I’ve been on an “emotional roll” lately. I have had plenty of chances to feel sad or despairing over this or that, but I have taken none of it in, and have just gone about my life regardless. It’s hard recovering from such a catastrophic meltdown, but I have and I’m doing well. I’m interacting with new people all the time and sharing my interesting story. I find that the more chances I present myself to “get over it” the more of those chances I take, and make progress. I have been working with Margaret very closely, and she had some awesome conclusions for me to make at my last session. Truth is, I don’t have love for Jax in my heart anymore, or concern, or care. I just don’t want anything to do with her anymore, which was a hard thing to admit, given my morbid fascination with her life and it’s new direction. I’m through with occupying my time with Jax-thoughts. For good.

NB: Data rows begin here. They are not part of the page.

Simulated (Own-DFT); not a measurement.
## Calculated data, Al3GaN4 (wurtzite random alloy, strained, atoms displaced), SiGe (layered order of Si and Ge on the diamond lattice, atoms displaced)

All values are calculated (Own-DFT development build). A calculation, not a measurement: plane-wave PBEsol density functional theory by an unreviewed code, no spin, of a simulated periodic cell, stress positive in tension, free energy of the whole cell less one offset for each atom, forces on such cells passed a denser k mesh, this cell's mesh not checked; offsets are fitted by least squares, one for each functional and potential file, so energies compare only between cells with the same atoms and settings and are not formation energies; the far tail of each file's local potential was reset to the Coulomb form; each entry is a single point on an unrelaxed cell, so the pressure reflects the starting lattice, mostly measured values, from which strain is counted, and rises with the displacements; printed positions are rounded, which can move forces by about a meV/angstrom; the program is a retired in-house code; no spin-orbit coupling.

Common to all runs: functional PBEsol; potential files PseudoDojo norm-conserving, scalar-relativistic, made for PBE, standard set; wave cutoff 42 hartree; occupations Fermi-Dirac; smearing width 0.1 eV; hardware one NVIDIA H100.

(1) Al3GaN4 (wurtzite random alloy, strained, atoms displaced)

The “very exciting” NFL season starts tomorrow. A day I have awaited with much anticipation since the Fantasy Football leagues opened May 30. So I’ve had 80 some days to sit here and think about what I wanted to do, and when it finally came time to draft, I threw that plan right out the window and responded as the draft went a direction I could not have anticipated. Instead of doubling up on talented QBs in my jumbo-flex roster, I took 4 talented RBs and intend to steamroll my opponents with more ground game than they can handle. I run Jamaal Charles, Arian Foster, Le’Veon Bell and Ben Tate out there and see what I can get. I like having the reigns of an offense that focuses on the run, like Kansas City will have to considering their only wide-out is suspended. The guys I got will get 15-25 carries a game, and those are numbers you can build off to achieve success. You have seen my rosters, so you know what I did. The Ideus (Bailey) league is a bit murky. I’m not putting much stock in ESPN’s initial prediction that I will be swallowed by 20 points or more. Says I have a 20 point victory margin in the other league. Don’t put much stock in point-forecasting. If anything, it’s fun to compare how they project and how they perform when it’s said and done.
So I don’t have much for you this morning. I’m writing less because I’m not struggling with my feelings like I have been in the past. I’m doing well, and scooting along happily.